RE: [PATCH 3/5] drm/amdkfd: add xcc instance for debugger APIs

[Date Prev][Date Next][Thread Prev][Thread Next][Date Index][Thread Index]

 



[Public]

> -----Original Message-----
> From: Huang, JinHuiEric <JinHuiEric.Huang@xxxxxxx>
> Sent: Wednesday, July 5, 2023 6:57 PM
> To: amd-gfx@xxxxxxxxxxxxxxxxxxxxx
> Cc: Kim, Jonathan <Jonathan.Kim@xxxxxxx>; Huang, JinHuiEric
> <JinHuiEric.Huang@xxxxxxx>
> Subject: [PATCH 3/5] drm/amdkfd: add xcc instance for debugger APIs
>
> Since GFX9 GPU has multiple xcc instances, this is to
> implement this change in KFD for debugger APIs.

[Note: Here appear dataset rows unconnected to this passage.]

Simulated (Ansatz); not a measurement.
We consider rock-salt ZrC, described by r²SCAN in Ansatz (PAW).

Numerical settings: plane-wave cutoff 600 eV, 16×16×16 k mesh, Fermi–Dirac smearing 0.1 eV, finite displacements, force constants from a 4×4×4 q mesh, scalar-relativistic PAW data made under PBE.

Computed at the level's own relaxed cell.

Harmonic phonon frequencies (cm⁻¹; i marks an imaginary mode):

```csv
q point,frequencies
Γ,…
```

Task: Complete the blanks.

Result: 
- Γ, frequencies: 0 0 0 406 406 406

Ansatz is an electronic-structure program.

This redefines the KGD calls in patch 1 so I think this patch and patch 1 can be squashed.
Spatial partitioning is a known requirement outside of debugging so I don't think there's a need to explicitly point this out for debugger updates in the description.
Some other inline comments ...

>
> Signed-off-by: Eric Huang <jinhuieric.huang@xxxxxxx>
> ---
>  .../gpu/drm/amd/amdgpu/amdgpu_amdkfd_aldebaran.c    |  6 ++++--
>  drivers/gpu/drm/amd/amdgpu/amdgpu_amdkfd_gc_9_4_3.c |  6 ++++--
>  drivers/gpu/drm/amd/amdgpu/amdgpu_amdkfd_gfx_v10.c  | 12 ++++++++---
> -
>  drivers/gpu/drm/amd/amdgpu/amdgpu_amdkfd_gfx_v10.h  | 13 +++++++++-
> ---
>  drivers/gpu/drm/amd/amdgpu/amdgpu_amdkfd_gfx_v11.c  |  6 ++++--
>  drivers/gpu/drm/amd/amdgpu/amdgpu_amdkfd_gfx_v9.c   | 12 ++++++++----
>  drivers/gpu/drm/amd/amdgpu/amdgpu_amdkfd_gfx_v9.h   | 13 +++++++++--
> --
>  drivers/gpu/drm/amd/amdkfd/kfd_debug.c              |  6 ++++--
>  .../gpu/drm/amd/amdkfd/kfd_device_queue_manager.c   |  2 +-
>  drivers/gpu/drm/amd/amdkfd/kfd_packet_manager_v9.c  |  3 ++-
>  drivers/gpu/drm/amd/include/kgd_kfd_interface.h     | 12 ++++++++----
>  11 files changed, 61 insertions(+), 30 deletions(-)
>
> diff --git a/drivers/gpu/drm/amd/amdgpu/amdgpu_amdkfd_aldebaran.c
> b/drivers/gpu/drm/amd/amdgpu/amdgpu_amdkfd_aldebaran.c
> index f3f7e0437447..c7f88bfa1976 100644
> --- a/drivers/gpu/drm/amd/amdgpu/amdgpu_amdkfd_aldebaran.c
> +++ b/drivers/gpu/drm/amd/amdgpu/amdgpu_amdkfd_aldebaran.c
> @@ -126,7 +126,8 @@ static uint32_t
> kgd_gfx_aldebaran_set_address_watch(
>                                       uint32_t watch_address_mask,
>                                       uint32_t watch_id,
>                                       uint32_t watch_mode,
> -                                     uint32_t debug_vmid)
> +                                     uint32_t debug_vmid,
> +                                     uint32_t inst )
>  {
>       uint32_t watch_address_high;
>       uint32_t watch_address_low;
> @@ -163,7 +164,8 @@ static uint32_t
> kgd_gfx_aldebaran_set_address_watch(
>  }
>
>  static uint32_t kgd_gfx_aldebaran_clear_address_watch(struct
> amdgpu_device *adev,
> -                                                   uint32_t watch_id)
> +                                                   uint32_t watch_id,
> +                                                   uint32_t inst)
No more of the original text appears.